Thu, 02 September 2010  21:51:37
Growth Hopes
30 Jun, 2009 10:57:38
Sri Lanka recovery to be driven by domestic factors: economist
June 30, 2009 (LBO) - Sri Lanka's economic recovery will be driven largely by domestic reconstruction flowing from an end of a three decade long war with some support from an external pick up, a regional economist said.
"A lot of domestic factors, the end of war, rehabilitation, re-construction and improvement from agriculture will drive growth," HSBC Singapore economist Prakriti Sofat said at a business forum in Colombo Tuesday.

"There has been massive policy easing and market interest rates have come down."

Growth Support

Sri Lanka cut policy rates from a penal 19.0 percent in to 11.50 percent so far in 2009, and government security yields have plummeted, though bank lending rates are falling at a slower pace.

Sri Lanka's economic growth slowed to 1.5 percent in the first quarter, as a collapse in global demand buffeted exports and domestic interest rates were rocketed in the last quarter of 2008 to counter a balance of payments crisis.

The central bank has since floated the rupee and is now collecting foreign reserves.

Both imports and exports have shrunk, narrowing the trade deficit so far this year.

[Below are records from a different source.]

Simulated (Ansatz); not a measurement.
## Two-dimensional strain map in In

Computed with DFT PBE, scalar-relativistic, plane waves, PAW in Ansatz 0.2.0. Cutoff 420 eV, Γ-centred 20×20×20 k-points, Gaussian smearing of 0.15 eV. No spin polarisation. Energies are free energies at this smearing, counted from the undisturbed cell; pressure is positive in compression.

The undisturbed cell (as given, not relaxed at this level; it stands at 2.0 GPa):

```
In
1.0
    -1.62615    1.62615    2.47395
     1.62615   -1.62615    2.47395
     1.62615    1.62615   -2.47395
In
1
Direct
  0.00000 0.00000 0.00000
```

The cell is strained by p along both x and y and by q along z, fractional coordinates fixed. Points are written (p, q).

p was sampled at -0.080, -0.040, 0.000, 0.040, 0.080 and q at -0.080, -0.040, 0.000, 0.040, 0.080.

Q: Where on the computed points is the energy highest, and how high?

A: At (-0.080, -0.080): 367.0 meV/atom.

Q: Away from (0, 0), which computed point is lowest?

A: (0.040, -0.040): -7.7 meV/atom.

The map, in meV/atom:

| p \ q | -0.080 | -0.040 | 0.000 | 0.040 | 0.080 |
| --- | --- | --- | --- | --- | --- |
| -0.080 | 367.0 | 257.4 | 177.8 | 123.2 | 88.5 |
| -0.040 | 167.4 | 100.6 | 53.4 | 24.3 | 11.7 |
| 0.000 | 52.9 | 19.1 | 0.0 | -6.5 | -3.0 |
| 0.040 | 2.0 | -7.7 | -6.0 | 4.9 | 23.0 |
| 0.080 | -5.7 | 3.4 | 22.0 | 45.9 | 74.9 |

Sofat said Sri Lanka's trade deficit is structural and is beneficial for a country that is growing. A trade deficit shows the import of goods that contribute to economic activity financed by remittances and official aid flows.

Sri Lanka is also likely get some support from an external pick-up, with signs that the US economy was starting to turn around. Intra regional Asian trade and tourism was also likely to revive.

Inflation

Inflation in Sri Lanka was now in low single digits. Sofat said the low inflation will increase disposal income of the people allowing the domestic economy to grow.

Growth in many Asian economies had started to slow by the middle of last year due to a massive "inflation shock", even before the impact from a US slowdown became widespread.

"Economic growth in Asia started slowing down in the middle of last year," Sofat said.

"When inflation is high it erodes purchasing power. It stops consumption."

HSBC was forecasting inflation to be around 5.0 percent in Sri Lanka, though it could return to a long-run average of 11 percent two years down the line.

Prospects

Though credit growth was picking up, so far this year most of the money has been taken by the government, which could crowd out the private sector.

Sofat said Sri Lanka has spent about 6.0 percent on infrastructure despite military expenditure being about 4.0 percent of gross domestic product (GDP).

A three decade war with Tamil Tiger separates ended in May with the military wiping out the group's leadership.

There were hopes that military expenditure can be diverted to growth.

Sofat said Vietnam was spending about 10.0 percent of GDP on infrastructure, which in turn helps draw in private investment.

Sri Lanka's foreign direct investment (FDI) was averaging a "disappointing" 500 million US dollars year, mostly due to investor nervousness about the war, she said.

But Vietnam, an 80 billion US dollar economy was attracting 11.0 billion dollars in FDI a year.

"When political devolution happens as the international community sees it happening, FDI will go up," she said.

Sofat said a delayed International Monetary Fund loan would also help strengthen the country's prospects, when it comes.